PECO Energy of Philadelphia, Pennsylvania, which believes its best opportunity in the deregulating US electricity sector is to become a major supplier of wholesale power, hopes to have a generation portfolio of at least 25 gigawatts by 2003. Initially, PECO Energy will focus on building this portfolio by acquiring nuclear plants across the US. The numbers, which would require PECO to nearly triple its generating capacity, were cited on 9 October by Chief Executive Officer Corbin McNeill in an address to US security analysts. PECO Energy currently owns 9 GW of generation, the major portion of which is nuclear.
Chief Financial Officer Michael Egan explained that PECO will focus on nuclear plants “because that’s where the value is”. A joint venture formed by PECO and British Energy recently agreed to purchase the Three Mile Island 1 nuclear plant from GPU Inc.
The PECO executives envision buying nuclear units across the US and operating them regionally. “We see clear opportunities to create clusters of units in several key areas of the US power market,” Egan said. For example, PECO’s Limerick and Peach Bottom nuclear stations, plus TMI Unit 1 (when the purchase is completed) would operate as a cluster. Other clusters could be in the West, Midwest and South, Egan said.

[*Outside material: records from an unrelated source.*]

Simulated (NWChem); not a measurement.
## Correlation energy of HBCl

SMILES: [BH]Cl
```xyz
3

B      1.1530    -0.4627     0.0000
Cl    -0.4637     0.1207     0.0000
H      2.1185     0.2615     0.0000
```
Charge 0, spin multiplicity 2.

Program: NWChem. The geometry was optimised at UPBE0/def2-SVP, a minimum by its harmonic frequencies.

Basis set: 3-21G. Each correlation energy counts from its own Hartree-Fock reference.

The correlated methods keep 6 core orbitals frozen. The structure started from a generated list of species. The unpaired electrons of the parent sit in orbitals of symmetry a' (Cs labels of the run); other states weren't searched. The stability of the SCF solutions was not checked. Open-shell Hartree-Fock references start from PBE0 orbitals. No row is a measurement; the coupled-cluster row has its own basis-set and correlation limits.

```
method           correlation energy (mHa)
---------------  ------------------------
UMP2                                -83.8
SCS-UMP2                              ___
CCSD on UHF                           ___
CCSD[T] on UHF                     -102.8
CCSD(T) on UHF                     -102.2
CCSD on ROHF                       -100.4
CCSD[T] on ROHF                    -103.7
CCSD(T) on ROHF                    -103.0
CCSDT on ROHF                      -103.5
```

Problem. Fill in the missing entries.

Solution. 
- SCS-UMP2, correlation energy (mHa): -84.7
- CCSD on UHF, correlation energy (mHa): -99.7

US fossil generating plants are currently overvalued, Egan said. “Prices are way too high and do not provide for the levels of return that we demand from our investments,” he said. In many of the states which have adopted electric utility restructuring plans, regulators are requiring utilities to divest their fossil generating plants, but to date PECO has not shown strong interest in them. The decision to focus on the wholesale electric market, rather than the retail electric market as many utilities are doing, is not unrelated to the fact that PECO has lost retail customers to competitors in the Philadelphia area it has historically served.
A recent study by Energy Resources International, meanwhile, suggests that nuclear plants would be even more valuable in a deregulated US electric market if the US Environmental Protection Agency allowed their owners to take credit for reducing utility emissions of sulfur dioxide, a precursor to acid rain.
David South, a vice president at ERI, told a news conference in Washington DC, that utilities which operate 261 fossil-fired power plants in the eastern United States were able to “bank” 480 000 tons of SO2 emissions since 1990 because of a 16.4% increase in generation by nuclear plants. If owners of nuclear plants can’t take credit for that under EPA’s cap-and-trade system for utility emissions, their book value (if they were spun off in a deregulated market) would be lower.
The ERI study supported the positions of several US electric utilities trying to persuade the EPA to count all generating facilities in its cap-and-trade program.